We have plenty of resources on helping you establish these, including a free personas guide with templates. It seems tedious, but it's very important to have this insight to do the best targeting possible with automation. When you have these personas, you can start segmenting your leads by the properties attributed to each one and give your business the best opportunity to engage.

Sync with your sales team.

If you aren't already on the same page, get ready to strike up a strong working friendship with your sales team — because you're going to need it. This goes for every aspect of marketing and not just automation, but it's important to mention here, as you're likely using these types of campaigns to drive your prospects to sales.

You need to know the ins and outs of their process to best support them, and you can also use their knowledge and conversations to target content to a wider pool of potential customers. To begin, ask these questions:

  • What questions do prospects ask about the industry?
  • What questions do prospects ask about our company?
  • What is their typical pain point in trying to grow their business?
  • What resources tee up the most productive conversations?
  • What area do they need most help on?

Once you have this information, conduct a content audit and make sure the offers answer the questions your leads are asking, and then you can analyze what content your contacts are downloading most often and decide what they need next.

If you know the questions your leads are going to ask, you can be proactive and answer their queries rather than hoping they see value in a free consultation after the 35th email sent out to them.

By understanding the sales cycle, you take the work off of your contact and build trust for your company’s sales team.

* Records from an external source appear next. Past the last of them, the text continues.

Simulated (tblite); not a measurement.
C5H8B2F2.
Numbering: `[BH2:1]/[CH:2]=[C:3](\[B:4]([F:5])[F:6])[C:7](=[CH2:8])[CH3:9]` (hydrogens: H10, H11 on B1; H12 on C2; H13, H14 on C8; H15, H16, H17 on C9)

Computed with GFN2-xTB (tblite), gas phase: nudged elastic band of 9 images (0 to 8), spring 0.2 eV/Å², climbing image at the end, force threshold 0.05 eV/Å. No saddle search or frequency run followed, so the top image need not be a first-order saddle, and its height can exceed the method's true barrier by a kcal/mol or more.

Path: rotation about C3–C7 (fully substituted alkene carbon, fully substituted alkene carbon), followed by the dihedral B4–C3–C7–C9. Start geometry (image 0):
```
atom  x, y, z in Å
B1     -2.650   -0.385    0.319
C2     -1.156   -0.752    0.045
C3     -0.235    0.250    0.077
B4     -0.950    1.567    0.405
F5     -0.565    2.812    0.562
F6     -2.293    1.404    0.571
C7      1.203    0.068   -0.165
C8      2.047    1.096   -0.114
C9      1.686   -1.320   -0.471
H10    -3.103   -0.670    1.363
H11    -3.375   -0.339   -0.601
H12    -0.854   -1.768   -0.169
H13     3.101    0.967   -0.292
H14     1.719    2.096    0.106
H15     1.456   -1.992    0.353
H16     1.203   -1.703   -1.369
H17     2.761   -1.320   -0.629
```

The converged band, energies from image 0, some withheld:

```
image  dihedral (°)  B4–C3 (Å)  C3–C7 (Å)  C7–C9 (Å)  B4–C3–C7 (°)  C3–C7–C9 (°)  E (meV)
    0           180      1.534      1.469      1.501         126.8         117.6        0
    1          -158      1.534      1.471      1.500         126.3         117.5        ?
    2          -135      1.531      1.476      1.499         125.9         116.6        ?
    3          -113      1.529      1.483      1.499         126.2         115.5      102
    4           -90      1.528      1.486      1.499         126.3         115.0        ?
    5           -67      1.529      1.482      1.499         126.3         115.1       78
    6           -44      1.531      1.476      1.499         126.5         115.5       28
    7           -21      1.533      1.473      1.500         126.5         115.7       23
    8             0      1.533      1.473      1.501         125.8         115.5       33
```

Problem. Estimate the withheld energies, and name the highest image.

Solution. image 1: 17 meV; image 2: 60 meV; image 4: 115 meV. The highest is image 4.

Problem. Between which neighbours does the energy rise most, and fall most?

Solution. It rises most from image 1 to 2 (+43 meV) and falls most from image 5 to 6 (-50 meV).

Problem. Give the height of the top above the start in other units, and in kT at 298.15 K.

Personalize each email communication.

No prospect is truly the same.

Although their characteristics can be identical, their wants and needs are usually vastly different. (Remember our persona discussion above!) If you treat every potential customer the same, dumping them into one giant email track, you're going to rub people the wrong way, which will undoubtedly leave them with the impression that you don't understand their needs and won't be able to help.

But if you personalize each to the stage of the sales cycle your lead is in, what the behavior is like on your website, and the needs of each persona, you will see success.

Here's an example: If a prospect views blog posts and clicks on your social media posts before signing up for your company newsletter, putting them in an aggressive promotional track will only discourage them. But, if you have behavior-based email automation set up, when that person views certain pages with keywords or downloads a specific e-book that was featured in your newsletter, you can stagger correspondence to them with more content in their area of interest—before you do some self promotion and ultimately win their business.

This post was originally published in December 2013 and was updated in November 2019.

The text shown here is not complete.